[Date Prev][Date Next][Thread Prev][Thread Next][Date Index][Thread Index]
Re: [for-6.0] Non-deterministic qemu-iotests qsd-jobs failures
From: |
Kevin Wolf |
Subject: |
Re: [for-6.0] Non-deterministic qemu-iotests qsd-jobs failures |
Date: |
Wed, 7 Apr 2021 13:32:59 +0200 |
Am 07.04.2021 um 13:03 hat Vladimir Sementsov-Ogievskiy geschrieben:
> 07.04.2021 13:58, Kevin Wolf wrote:
> > Am 29.03.2021 um 17:43 hat Max Reitz geschrieben:
> > > On 29.03.21 17:05, Stefan Hajnoczi wrote:
> > > > Hi Kevin,
> > > > Peter hit an s390 qemu-iotests failure. I was able to reproduce it
> > > > easily. I haven't checked if it reproduce on other platforms too, but it
> > > > seems likely. Here is what I found.
> > > >
> > > > qsd-jobs has race conditions:
> > > >
> > > > # Just make sure that this doesn't crash
> > > > $QSD --chardev stdio,id=stdio --monitor chardev=stdio \
> > > > --blockdev node-name=file0,driver=file,filename="$TEST_IMG" \
> > > > --blockdev node-name=fmt0,driver=qcow2,file=file0 <<EOF |
> > > > _filter_qmp
> > > > {"execute":"qmp_capabilities"}
> > > > {"execute": "block-commit", "arguments": {"device": "fmt0",
> > > > "job-id": "job0"}}
> > > > {"execute": "quit"}
> > > > EOF
> > > >
> > > > The intent is for "quit" to run while job0 still exists. This proves
> > > > that the program does not abort with an assertion failure when "quit" is
> > > > called while there are block jobs. bdrv_close_all() expects there to be
> > > > no jobs.
> > > >
> > > > Here is the failure that reproduces 1 out of 3 times:
> > > >
> > > > # build/tests/qemu-iotests/check -qcow2 qsd-jobs
> > > > QEMU --
> > > > "/root/qemu/build/tests/qemu-iotests/../../qemu-system-x86_64"

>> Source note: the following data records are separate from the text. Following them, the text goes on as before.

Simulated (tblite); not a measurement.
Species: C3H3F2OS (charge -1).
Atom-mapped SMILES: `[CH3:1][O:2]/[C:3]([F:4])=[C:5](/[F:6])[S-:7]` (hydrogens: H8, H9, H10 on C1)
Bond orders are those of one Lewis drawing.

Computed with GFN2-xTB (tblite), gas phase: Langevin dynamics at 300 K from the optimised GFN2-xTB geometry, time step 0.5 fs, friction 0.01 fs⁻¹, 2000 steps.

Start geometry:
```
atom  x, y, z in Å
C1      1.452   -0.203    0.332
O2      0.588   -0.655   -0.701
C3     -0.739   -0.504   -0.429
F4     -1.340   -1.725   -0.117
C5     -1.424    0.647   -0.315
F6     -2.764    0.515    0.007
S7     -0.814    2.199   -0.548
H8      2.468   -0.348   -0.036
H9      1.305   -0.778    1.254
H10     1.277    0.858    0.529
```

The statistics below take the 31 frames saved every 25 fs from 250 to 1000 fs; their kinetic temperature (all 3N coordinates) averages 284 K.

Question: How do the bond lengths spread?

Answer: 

> > > > -nodefaults -display none -accel qtest
> > > > QEMU_IMG --
> > > > "/root/qemu/build/tests/qemu-iotests/../../qemu-img"
> > > > QEMU_IO --
> > > > "/root/qemu/build/tests/qemu-iotests/../../qemu-io" --cache writeback
> > > > --aio threads -f qcow2
> > > > QEMU_NBD --
> > > > "/root/qemu/build/tests/qemu-iotests/../../qemu-nbd"
> > > > IMGFMT -- qcow2
> > > > IMGPROTO -- file
> > > > PLATFORM -- Linux/s390x
> > > > TEST_DIR -- /root/qemu/scratch
> > > > SOCK_DIR -- /tmp/tmpapj5dydm
> > > > SOCKET_SCM_HELPER --
> > > > /root/qemu/build/tests/qemu-iotests/socket_scm_helper
> > > >
> > > > qsd-jobs fail [10:42:23] [10:42:23] 0.1s (last: 0.1s)
> > > > output mismatch (see qsd-jobs.out.bad)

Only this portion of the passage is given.